Large oil reserves in Eastern Siberia are concentrated in hydrophobic low-temperature (12–20°C ) reservoirs with an initial pressure of 15–16 MPa. Reservoir oil is characterized by a high content of paraffins (mass fraction up to 5%) in an extremely saturated state. Technogenic impact on a reservoir (pressure drop) during its development causes the release of an oil-dissolved gas into a separate filtering phase and cools the reservoir down due to the Joule — Thomson effect. As temperature drops, the ability of oil to dissolve paraffin decreases, and, when temperature becomes equal to a temperature of oil saturation with paraffin, the crystallization process begins [1]. At this temperature, there is solid-phase nucleation whose rate can be estimated by the Zeldovich — Frenkel equation [2]. A further decrease in the temperature leads to the formation of visible paraffin crystals (solid particles). The thickness of a diffusion layer near the surface of the paraffin crystal with account for the Landau — Levich assumption about the gradual decay of turbulent pulsations is estimated at a value of the order of 1 \(\mu\)m [3], which is comparable to the characteristic pore size of the reservoir. Consequently, depending on the filtration channel size, flow rate, kinematic viscosity, and diffusion coefficient, the wax crystal and the oil flow can interact both in the entire volume of the pore and in one of its parts.

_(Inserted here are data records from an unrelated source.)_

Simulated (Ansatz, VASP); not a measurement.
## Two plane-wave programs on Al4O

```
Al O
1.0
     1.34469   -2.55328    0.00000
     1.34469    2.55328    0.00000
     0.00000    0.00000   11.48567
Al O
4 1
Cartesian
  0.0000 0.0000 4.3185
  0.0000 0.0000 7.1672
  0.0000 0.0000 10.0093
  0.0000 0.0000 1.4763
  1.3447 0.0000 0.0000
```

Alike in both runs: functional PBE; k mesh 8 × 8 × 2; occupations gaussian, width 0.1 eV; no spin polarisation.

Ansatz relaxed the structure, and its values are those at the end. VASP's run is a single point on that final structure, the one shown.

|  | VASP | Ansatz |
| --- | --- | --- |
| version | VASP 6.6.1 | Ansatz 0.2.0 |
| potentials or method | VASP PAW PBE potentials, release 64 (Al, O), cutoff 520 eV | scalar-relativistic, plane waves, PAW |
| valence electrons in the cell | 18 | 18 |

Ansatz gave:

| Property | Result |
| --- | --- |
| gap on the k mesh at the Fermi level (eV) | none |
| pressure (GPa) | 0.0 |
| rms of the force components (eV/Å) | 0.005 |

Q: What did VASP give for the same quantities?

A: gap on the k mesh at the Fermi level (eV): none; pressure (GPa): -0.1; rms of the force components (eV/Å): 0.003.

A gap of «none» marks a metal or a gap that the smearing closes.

The phase transition of paraffin to a solid state is not a sufficient condition for the onset of its adsorption on the pore surface and the reservoir filtration channels. The aggregate stability of oil (ability to maintain a particle size) and kinetic stability (ability to keep solid-phase particles in suspension) play an important role in this process [4]. In the case of paraffins, a buckling point is defined as a flocculation temperature. Filtration of the resulting mixture of oil and solid paraffin particles at a temperature lower than the flocculation temperature clogs the pore space in narrow areas and pore throats and consequently reduces the reservoir permeability and productivity.

The purpose of this work is to develop a mathematical model of the wax deposition process in the pore space of a low-temperature oil reservoir during its development. This model being adapted to the experimental data can help one determine the technogenic variation of the filtration characteristics of the reservoir.

1. RESULTS OF LABORATORY STUDIES OF THE OIL — GAS — PARAFFIN SYSTEM

Paraffin phase transition in the pore space can be simulated using laboratory studies of the oil — gas — paraffin system under the conditions reproducing real conditions in the reservoir. The methods of the experimental study of deposition of asphalt-resin-paraffin substances in free volumes and in the core are described in detail in [5].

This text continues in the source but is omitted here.